Sewage spills threaten drinking water, spoil recreation, hinder economic values, and harm wildlife. River advocates across the nation are fighting the rising tide of sewage pollution.
Here's an update on las month's horrendous San Francisco Bay sewage spill. Iinitial reports put the spill at 5.2 million gallons. It has now been discovered that the spill was in fact much larger and as much as 7.5 million gallons spilled into the Bay and the Pacific Ocean. The wastewater deposited into Calera Creek, and subsequently the ocean, contained everything from fats and oils to heavy metals and anything else flushed into the sewer system that day.
When you think of the Great Barrier Reef you think of beautiful fish, pristine ecosystems and great surfing not raw sewage. According to Bruce Gunn, a former diving guide on the reef, sewage is an increasing threat to not only marine life but human health as well! Gunn claims that while he worked as the chief engineer on a charter dive boat in the 1990s, he was fixing a pump on a sewage tank when a valve broke cutting his wrist and covering him in raw sewage. Tragically, he contracted Hepatitis C from this incident and his had failing health ever since. Gunn is now trying to shed some light on the growing problem of sewage dumping within the Great Barrier Reef Marine Park. "Today there are hundreds of charter boats doing two trips a week and each of them is dumping a 44-gallon drum amount of what I call cocktail sewage," he said. "I saw a mullet once with a tampon still hanging out of its mouth." That's one of the grossest things I can imagine. This is a great example of how sewage in our rivers, lakes, streams and oceans can not only cause great damage to those natural ecosystems, but poses significant human health risks with very real and devastating consequences.
And now the Spills of the Week:
Florida is under severe drought. As water becomes increasingly scarce, treated sewage has suddenly become a subject of interest. The Slog covered how Orange County, CA is considering this solution last week and Florida is also considering reuse as a solution.
I couldn't agree more with the sentiments of Mary Rawl from Friends of Billy Creek about South Florida's dirty little sewage secret. "It is a disgrace in this day and age when we have the technology to clean and treat sewage that we still dump into our waters. And Southeast Florida, especially since it is in a severe drought, could be using this sewage as reuse water in an area where 50% of potable water is used for irrigation!"

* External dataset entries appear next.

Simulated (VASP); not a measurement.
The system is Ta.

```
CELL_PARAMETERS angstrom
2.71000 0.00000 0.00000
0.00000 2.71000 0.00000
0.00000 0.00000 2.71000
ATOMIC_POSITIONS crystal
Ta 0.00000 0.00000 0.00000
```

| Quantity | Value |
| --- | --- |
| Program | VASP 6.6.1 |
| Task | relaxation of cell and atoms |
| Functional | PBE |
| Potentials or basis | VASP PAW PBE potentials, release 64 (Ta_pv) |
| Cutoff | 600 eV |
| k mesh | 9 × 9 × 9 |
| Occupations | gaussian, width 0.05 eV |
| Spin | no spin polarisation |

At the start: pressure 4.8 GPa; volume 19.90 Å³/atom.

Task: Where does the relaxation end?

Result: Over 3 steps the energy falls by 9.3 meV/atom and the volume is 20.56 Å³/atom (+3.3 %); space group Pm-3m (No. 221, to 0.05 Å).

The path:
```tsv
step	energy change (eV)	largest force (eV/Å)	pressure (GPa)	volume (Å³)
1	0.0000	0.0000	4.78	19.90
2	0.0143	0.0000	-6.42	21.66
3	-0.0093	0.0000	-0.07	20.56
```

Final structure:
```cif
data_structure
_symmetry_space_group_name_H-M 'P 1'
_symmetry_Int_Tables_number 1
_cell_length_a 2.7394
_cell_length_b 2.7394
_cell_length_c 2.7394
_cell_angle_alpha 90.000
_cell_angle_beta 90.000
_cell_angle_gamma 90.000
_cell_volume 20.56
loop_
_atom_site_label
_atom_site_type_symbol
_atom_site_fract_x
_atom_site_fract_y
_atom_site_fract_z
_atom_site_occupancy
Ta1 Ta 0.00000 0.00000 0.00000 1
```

From the Arthur R. Marshall Foundation
The sewage versus coral reef controversy continues to rage in south Florida. In a tradition of denial that would make the tobacco industry proud, consultants paid by the south Florida sewer plants, armed with the best junk science money can buy, conduct a misinformation campaign trying to convince the public there is no connection between a half billion gallons a day of sewage pumped onto coral reefs and their decline.